Re: [RFC/PATCH 0/7] Rework git core for native submodules

Ramkumar Ramachandra <artagnon@xxxxxxxxx> · Sun, 7 Apr 2013 16:28:41 +0530

Your overall hostility is unappreciated.  The burden of proof is on
me, while you calmly sit back and criticize anything that breaks the
current working state, and refuse to look at the implementation.
Anyway, here we go again.

Junio C Hamano wrote:
> Not at all.  And please do not start _coding_.

You've successfully killed all my enthusiasm.  Congratulations.

> When the design is not clear enough that a 7-patch series is not
> ready to be reviewed, certainly 50-patch series will not be.  Not
> until you can explain what you are trying to solve and convince
> others why other less disruptive approaches are fundamentally
> unworkable, and why we need to change the object layer.

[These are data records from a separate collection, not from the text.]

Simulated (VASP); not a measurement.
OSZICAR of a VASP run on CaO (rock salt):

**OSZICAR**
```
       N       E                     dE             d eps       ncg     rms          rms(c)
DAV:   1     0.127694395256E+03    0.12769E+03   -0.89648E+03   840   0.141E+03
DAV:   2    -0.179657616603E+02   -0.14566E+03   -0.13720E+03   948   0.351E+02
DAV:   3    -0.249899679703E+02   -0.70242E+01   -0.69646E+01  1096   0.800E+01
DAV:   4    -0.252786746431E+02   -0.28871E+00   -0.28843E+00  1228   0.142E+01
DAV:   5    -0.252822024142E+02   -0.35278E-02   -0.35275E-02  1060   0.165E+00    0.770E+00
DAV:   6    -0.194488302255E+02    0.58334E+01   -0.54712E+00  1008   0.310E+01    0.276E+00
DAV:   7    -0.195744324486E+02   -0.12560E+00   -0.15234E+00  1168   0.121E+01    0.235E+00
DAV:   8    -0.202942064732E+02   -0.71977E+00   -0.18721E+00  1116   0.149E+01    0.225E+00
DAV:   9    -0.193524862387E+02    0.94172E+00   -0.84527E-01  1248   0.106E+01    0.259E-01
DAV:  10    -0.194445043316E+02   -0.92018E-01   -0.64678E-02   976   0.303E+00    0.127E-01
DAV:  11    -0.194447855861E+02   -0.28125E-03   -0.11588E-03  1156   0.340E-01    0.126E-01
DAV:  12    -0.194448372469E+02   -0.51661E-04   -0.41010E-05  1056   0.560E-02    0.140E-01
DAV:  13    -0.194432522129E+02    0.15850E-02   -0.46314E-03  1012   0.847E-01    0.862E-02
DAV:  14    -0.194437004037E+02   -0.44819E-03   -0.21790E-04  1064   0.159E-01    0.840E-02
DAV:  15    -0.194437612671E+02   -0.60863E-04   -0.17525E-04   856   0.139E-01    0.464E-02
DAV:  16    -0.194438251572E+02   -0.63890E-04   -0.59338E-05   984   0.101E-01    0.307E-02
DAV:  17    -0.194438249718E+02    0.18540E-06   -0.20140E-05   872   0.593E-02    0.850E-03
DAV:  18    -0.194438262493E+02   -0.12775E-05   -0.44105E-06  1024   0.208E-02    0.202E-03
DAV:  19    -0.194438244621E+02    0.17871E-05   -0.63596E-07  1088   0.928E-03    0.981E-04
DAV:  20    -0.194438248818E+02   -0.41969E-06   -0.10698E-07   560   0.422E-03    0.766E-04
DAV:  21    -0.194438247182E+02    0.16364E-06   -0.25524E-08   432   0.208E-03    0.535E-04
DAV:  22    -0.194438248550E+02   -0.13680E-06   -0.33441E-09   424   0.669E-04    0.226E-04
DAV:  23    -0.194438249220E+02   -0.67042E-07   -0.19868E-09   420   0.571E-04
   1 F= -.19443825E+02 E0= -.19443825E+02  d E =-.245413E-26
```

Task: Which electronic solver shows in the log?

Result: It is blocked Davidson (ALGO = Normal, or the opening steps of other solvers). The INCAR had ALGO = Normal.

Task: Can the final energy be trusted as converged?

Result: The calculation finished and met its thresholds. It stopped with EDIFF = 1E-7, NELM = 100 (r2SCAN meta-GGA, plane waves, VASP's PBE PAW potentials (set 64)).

"So, my final question is: are you still not convinced that this
approach shows a lot of potential, and is worth exploring now?"
"No."

I don't know how many times to repeat this: No, Junio.  A less
disruptive approach is _not_ fundamentally unworkable.  You can spend
the next five years fixing submodule.c/ git-submodule.sh, or can take
a step back and think about why it's in such pathetic shape right now.

>> To reiterate: link does not make possible something that is not
>> fundamentally _possible_ with a .githack and a 100k-line Perl script.
>>
>> At its core, every variant of submodules does this.  What I'm
>> essentially proposing: break up the information in .githack into
>> smaller bits and create a new object type so it can be parsed by
>> git-core easily.
>
> The .gitmodules file is designed to be easily parsable by the config
> infrastructure and implemented as such already, thank-you-very-much.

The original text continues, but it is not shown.